Wednesday, May 22, 2013

Dwelling Inside the Good


Sometimes I think the breaking point in my marriage was the day the basement flooded.

I had spent most of my adult life trying to be “the good mom, the perfect wife”. I spent hours and hours creating scrapbooks and photo albums, collecting memories that I thought would be so important to document for my kids and future grandchildren. I had made the choice to be a stay-at-home mom and I poured my heart and my love into being the best I knew how to be. Hours of building a home from scratch, days and months and years of collecting just the right bits and pieces to make their home great, to make their keepsakes memorable and artistic. I spent so much of myself I often wonder if I lost me in the process of trying to be perfect.

I beat myself up for awhile. I should have placed those precious picture books high on a shelf or in some special trunk or container that would keep them safe. But instead, they were stacked on the floor, on new carpet in a room I cherished as a safe haven where I made my creations or spent time alone in prayer or healing of self. There on the floor, my sons’ scrapbooks sat in water that seeped through the floor and walls and flooded the rooms that had taken my ex-husband and I so long to design, create and build.

Something completely broke inside me that day. I came home to the emotions of those who were already frantically trying to bail the water out, to salvage what could be salvaged. All I could see, all I could think about were those books. And what it meant to lose not only the images saved, but the energy and love I had spent on something that could be taken away in such a short amount of time - as short as a thunder storm/torrential rain.

I’m thinking now about how disasters can rob you of your identity. They can steal away a lifetime of hard, honest work. They can erase within moments all the moments that you spent being who you are. Within seconds, so much can be erased and never again replaced or retrieved or found.

It’s at those times, through all the shattered chards and all the broken bits and pieces that we start creating a new mosaic. At times when a person thinks there is no possible way to move forward, they find out movement is inevitable. It is at those pivotal junctures where you discover there’s really no control to be had, only a sense of weightlessness and surrender, a floating into the arms of whatever this life is about. There is simply a will to go on so you begin by sifting through, dusting off, shaking away and allowing life to take you wherever.

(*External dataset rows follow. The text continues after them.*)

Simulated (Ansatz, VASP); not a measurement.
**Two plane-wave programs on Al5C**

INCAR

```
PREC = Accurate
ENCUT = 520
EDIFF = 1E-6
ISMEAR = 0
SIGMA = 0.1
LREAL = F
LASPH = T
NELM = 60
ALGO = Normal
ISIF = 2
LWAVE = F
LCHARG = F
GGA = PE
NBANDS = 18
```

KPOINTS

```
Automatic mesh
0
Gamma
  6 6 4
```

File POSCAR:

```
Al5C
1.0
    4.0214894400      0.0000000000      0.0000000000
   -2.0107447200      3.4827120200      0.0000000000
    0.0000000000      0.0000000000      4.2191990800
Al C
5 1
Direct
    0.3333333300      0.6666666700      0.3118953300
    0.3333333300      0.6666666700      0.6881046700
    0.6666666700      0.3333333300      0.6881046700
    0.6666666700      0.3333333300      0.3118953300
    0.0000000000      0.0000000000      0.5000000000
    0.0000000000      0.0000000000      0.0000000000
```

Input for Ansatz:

I don’t doubt any more that there is mercy and grace buried inside of trials, buried inside of tragedy. And there is an energetic, live and tangible peace there, too. And sometimes we have to be rattled to the core, removed from all we’ve ever been and known in order to finally reconnect and feel it in our souls. Maybe minutes after or maybe years. But it’s there for us to unlock and uncover.

Today I caught myself wondering where I’d be if that basement would have held up and kept the water out. I know I wouldn’t be the one I am today. I wouldn’t have the same experiences or the same encounters.

I am pretty certain there is a huge advantage to seeking out the good even through all the bad. Focusing on the positive changes everything. It doesn’t take away the hurt or the negative or the pain of what happened unjustly or unfairly, but it empowers life to turn things around for the better, it opens up the flood gates of goodness.

“Finally, brethren, whatsoever things are true, whatsoever things are honest, whatsoever things are just, whatsoever things are pure, whatsoever things are lovely, whatsoever things are of good report; if there be any virtue, and if there be any praise, think on these things.”